New Oldies – Valerie by The Starlites

Is it possible for a really sad song to make you laugh? You should probably listen to the song before I tell you anything about it. Here’s Valerie by The Starlites on Fury 1034 from 1960:

The Starlites were from New York City, where this song became a regional hit. It did not make the national charts, however. Lead singer Jackie Rue is backed up by Alton Jones (first tenor), George Lassu (second tenor), John Felix (baritone), and Billy Montgomery (bass). Of course, like most harmony groups, the membership probably changed a bit through the years. These guys regularly moved from one group to another. As they say, they were looking for an echo. Most of these guys started out standing around a flaming garbage can, drinking cheap wine, and trying to harmonize with each other. The better ones ended up with recording deals. Record companies sent people out to prowl the streets and parks looking for fresh talent all the time. Doo-Wop was hot, and the public just couldn’t get enough of it. That sells records. Unfortunately, most of the money made from those records never made it back to the artists. A lot of them lived their entire life just above the poverty line. Still, it was better than having no job at all.
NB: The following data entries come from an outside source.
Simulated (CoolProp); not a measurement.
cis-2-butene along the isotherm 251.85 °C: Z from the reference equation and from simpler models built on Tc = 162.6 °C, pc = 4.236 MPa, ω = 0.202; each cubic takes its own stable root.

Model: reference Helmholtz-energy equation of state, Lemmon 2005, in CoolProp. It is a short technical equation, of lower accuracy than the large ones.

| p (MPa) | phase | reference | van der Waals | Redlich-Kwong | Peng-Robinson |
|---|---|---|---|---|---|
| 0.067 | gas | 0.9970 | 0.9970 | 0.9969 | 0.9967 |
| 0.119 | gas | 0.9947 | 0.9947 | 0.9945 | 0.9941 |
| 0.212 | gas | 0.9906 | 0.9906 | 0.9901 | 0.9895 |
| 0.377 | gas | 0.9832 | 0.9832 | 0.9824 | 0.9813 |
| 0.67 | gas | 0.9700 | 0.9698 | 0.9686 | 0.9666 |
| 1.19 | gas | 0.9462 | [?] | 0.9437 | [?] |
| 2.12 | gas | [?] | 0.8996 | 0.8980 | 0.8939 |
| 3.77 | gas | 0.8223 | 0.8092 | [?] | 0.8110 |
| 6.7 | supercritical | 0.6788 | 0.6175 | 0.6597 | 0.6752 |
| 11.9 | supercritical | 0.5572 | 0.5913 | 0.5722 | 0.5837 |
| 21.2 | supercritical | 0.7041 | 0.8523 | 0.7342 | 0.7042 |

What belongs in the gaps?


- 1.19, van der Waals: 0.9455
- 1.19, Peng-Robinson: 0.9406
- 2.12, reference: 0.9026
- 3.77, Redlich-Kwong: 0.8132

Fury Records was owned by a Harlem hustler named Bobby Robinson who owned a record store. Back then, it was fairly common for record store owners to get into the recording business. Street harmony groups would stand outside the shop and sing, hoping to bust into the recording business and make a little cash. Bobby Robinson also ran many other labels, including Fire, Everlast, Enjoy, and Red Robin. He probably produced more group harmony classics than anyone else in New York City. He worked with a ton of groups with names like The Teenchords, The Channels, The Charts, The Kodaks and The Rainbows. If you can think of a one-word name for a group, there probably was one using that name somewhere! You may need to tack on the number of guys in the group, however, making names like The Four Coins, or The Five Pennies. You get the idea. Bobby also worked with many well-known solo artists like Lightnin’ Hopkins, Elmore James, Tarheel Slim, Lee Dorsey, and Wilbert Harrison.

The Starlights added the lead singer’s name shortly after making Valerie, becoming Jackie And The Starlites. They cut a few more records on Bobby’s Fury label before that company went bankrupt. In fact, They Laughed At Me, the last record they cut on Fury, also issued on Fire, featured Jackie Rue laughing hysterically instead of crying! The guys then moved to the Hull label where they tried to emulate the Latino groups that were really hot at the time, like The Drifters. They didn’t have much success after that.

The earliest record I have by The Starlites is on Peak 5000 from 1957. It’s not a “crying” record like Valerie, but it’s really good. Check out Missing You by The Starlites:

Somewhere in the middle of all this, a couple of guys were arrested for murdering a 73 year old man named Emil Markussen in an Upper West Side apartment. The two young men were identified as J. Carl Moody and Henry John Hicks, and both were said to be members of The Starlites. If they did work on some of the Starlites records, I don’t know which ones. Information about who sang on which records was not very well maintained and most of the people involved in making these records are now dead. But we keep trying to dig up new details anyway!

I’ve heard that Jackie Rue never lived to see the 1970’s. He died of a heroin overdose.

Now the good part. Valerie was really big in New York City and it had an impact on many people. Lou Reed played the song when he sat in as a guest DJ on WPIX-FM in 1979. It was played very often on the jukebox at a shop called Let It Rock on King’s Road. That shop was owned by Malcolm McClaren, who eventually changed the name to Sex. It’s the place where The Sex Pistols came together for the first time! Frank Zappa loved the song so much he did a cover version of it on his 1970 album, Burnt Weeny Sandwich, but he toned down the crying bit considerably on his version.

Jackie And The Starlites performed around New York City, and the surrounding area, like in the Uptown Theater in Philadelphia. They actually took top billing over Ike And Tina Turner! The venue wanted to bill them above James Brown and His Famous Flames, but James Brown didn’t like the idea at all.

There are a whole bunch more “crying” and “laughing” records out there. You’ll hear them all on MusicMaster Oldies if you listen long enough. But when you’re playing a quarter million records, some of them don’t come around very often. I think you’d have to listen continuously for over a year to hear them all. Can you stay awake for 8,760 hours?

I’ve been trying to post a new song every day on here. It reminds me of the days in my record shop when we’d play cool records for the folks who hung around there all the time and became our good friends. Maybe I can open a new shop here in San Diego and get back to doing fun stuff like that!